Shooting Quick Moving Action

Discussion in 'Street and Documentary' started by roger_k, Jul 13, 2006.

  1. Hi All,

    I am trying to figure out how those cameramen at sports games take such great
    photos.

    I have a Canon 10D, 28-70 L & and 70-200 L lenses. I usually shoot portraits.

    I was sitting about 15 feet away from my son the other day, while he was
    running & jumping around in the backyard. I wanted to catch the action, so i
    set the camera in shutter priority (Tv), set the shutter to about speed to 250.

    The problem is that he was running around so fast that I would find it hard
    autofocusing because he was so quick. I was moving my camera around like crazy
    trying to focus on him and he would just jump out of focus and the camera would
    start searching for a focus point again.

    How you shoot fast action that's far away from where you are. Some of the
    pictures are out of focus.

    Any ideas to focus on superman while he's going 100mph? Please help...

    Tx
     
  2. well......one thing is that sports have a definite plan of action to them. Learn the sport, learn how the players move...their defensive and offensive plays....and usually you can anticipate where the player will be. Your son is just randomly running around.

    Keep the other eye open....the one not looking thru the viewfinder.
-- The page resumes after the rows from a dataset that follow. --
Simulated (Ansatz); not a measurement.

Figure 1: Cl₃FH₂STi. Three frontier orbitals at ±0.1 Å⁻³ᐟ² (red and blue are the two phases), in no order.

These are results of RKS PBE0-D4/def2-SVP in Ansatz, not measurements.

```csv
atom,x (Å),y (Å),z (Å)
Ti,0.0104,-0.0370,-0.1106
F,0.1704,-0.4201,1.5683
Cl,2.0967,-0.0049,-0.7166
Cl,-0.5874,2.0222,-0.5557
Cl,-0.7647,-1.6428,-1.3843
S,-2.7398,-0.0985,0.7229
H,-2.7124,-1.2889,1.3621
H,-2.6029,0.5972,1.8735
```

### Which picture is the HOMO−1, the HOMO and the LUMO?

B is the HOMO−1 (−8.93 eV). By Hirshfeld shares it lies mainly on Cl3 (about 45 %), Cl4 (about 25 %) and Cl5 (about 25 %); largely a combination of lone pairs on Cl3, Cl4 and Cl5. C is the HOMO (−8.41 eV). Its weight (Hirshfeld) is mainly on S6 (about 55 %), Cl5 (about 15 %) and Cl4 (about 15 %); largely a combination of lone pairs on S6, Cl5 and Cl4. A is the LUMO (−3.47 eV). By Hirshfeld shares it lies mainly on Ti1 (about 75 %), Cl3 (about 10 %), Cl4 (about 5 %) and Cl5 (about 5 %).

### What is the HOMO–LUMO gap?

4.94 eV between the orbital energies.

    seperate the exposure and focus. Default is that both are in the shutterbutton. Pretty sure the 10D allows you to move the focus to the "*" button on the back. Look in your manual. This way you can hold the shutterbutton half way down for the exposure, and tap the * button when you need to focus.

    Theres a "white paper" some where on Canon's Learning Center that explains all this........a ggogle search should work. Maybe. But I forget right now where I found it.
     
  3. it's for a different camera, so you won't have ALL the options, but the first section of this goes into it quite heavily.
     
  4. and don't use "T". Av, set wide-open, and selectively autofocus.
     
  5. The only answer I've ever found is to shoot, shoot, shoot. Even with film it makes sense. I've always worked on the basis that one picture, which shows what you want, has to be better than thirty six that don't. With digital, it makes even more sense. Of course you'll throw a lot away but I think you will be surprised at how rapidly practice will reduce the chuckout ratio.